Foad S. Farimani
Foad S. Farimani

Reputation: 14016

How can I make multidimensional dynamically allocated arrays in C?

before you mark this as a duplicate please notice that I'm looking for a more general solution for arrays of arbitrary dimensions. I have read many posts here or in forums about making 2D or 3D arrays of integers but these are specific solutions for specific dimensions. I want a general solution for an array of any dimension. First I need to have a type of intlist as defined below:

typedef struct{
   int l // length of the list
   int * e // pointer to the first element of the array
}intlist;

this actually fills the gap in C for treating arrays just as pointers. using this type I can pass arrays to functions without worrying about loosing the size. then in the next step I want to have a mdintlist as multidimensional dynamically allocated arrays. the type definition should be something like this:

typedef struct Mdintlist{
    intlist d // dimension of the array
    /* second part */
}mdintlist;

there are several options for the second part. on option is that to have a pointer towards a mdintlist of lower dimension like

struct Mdintlist * c;

the other options is to use void pointers:

void * c;

I don't know how to continue it from here.

P.S. one solution could be to allocate just one block of memory and then call the elements using a function. However I would like to call the elements in array form. something like tmpmdintlist.c[1][2][3]...

Hope I have explained clearly what I want.

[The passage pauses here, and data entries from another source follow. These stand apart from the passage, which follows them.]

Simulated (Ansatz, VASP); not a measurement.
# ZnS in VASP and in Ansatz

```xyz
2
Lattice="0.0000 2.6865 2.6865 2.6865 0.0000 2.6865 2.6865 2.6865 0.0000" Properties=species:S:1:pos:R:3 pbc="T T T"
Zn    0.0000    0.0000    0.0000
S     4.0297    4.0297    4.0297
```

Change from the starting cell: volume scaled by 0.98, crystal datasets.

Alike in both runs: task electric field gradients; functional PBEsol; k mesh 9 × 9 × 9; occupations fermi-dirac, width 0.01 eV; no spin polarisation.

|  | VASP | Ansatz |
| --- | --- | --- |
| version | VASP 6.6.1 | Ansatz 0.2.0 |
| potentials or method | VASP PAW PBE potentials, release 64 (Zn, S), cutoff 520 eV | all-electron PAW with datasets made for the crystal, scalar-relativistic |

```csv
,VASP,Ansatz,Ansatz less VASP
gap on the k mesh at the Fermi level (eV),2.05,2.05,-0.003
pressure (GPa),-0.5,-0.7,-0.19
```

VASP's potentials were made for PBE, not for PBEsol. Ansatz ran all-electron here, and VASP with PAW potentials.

P.S. This is an ancient post, but for those who may end up here some of my efforts can be seen in the Cplus repo.

Upvotes: 2

Views: 123

Answers (2)

Dellowar
Dellowar

Reputation: 3352

Well, if you separate the pointers and the array lengths, you end up with much less code.

int *one_dem_array;
size_t one_dem_count[1];

int **two_dem_array;
size_t two_dem_count[2];

int ***three_dem_array;
size_t three_dem_count[3];

This way you can still use your preferred notation.

int num_at_pos = three_dem_array[4][2][3];

Upvotes: 2

Iharob Al Asimi
Iharob Al Asimi

Reputation: 53006

You can't! you can only use the function option in c, because there is no way to alter the language semantics. In c++ however you can overload the [] operator, and even though I would never do such an ugly thing (x[1][2][3] is alread y ugly, if you continue adding "dimensions" it gets really ugly), I think it would be possible.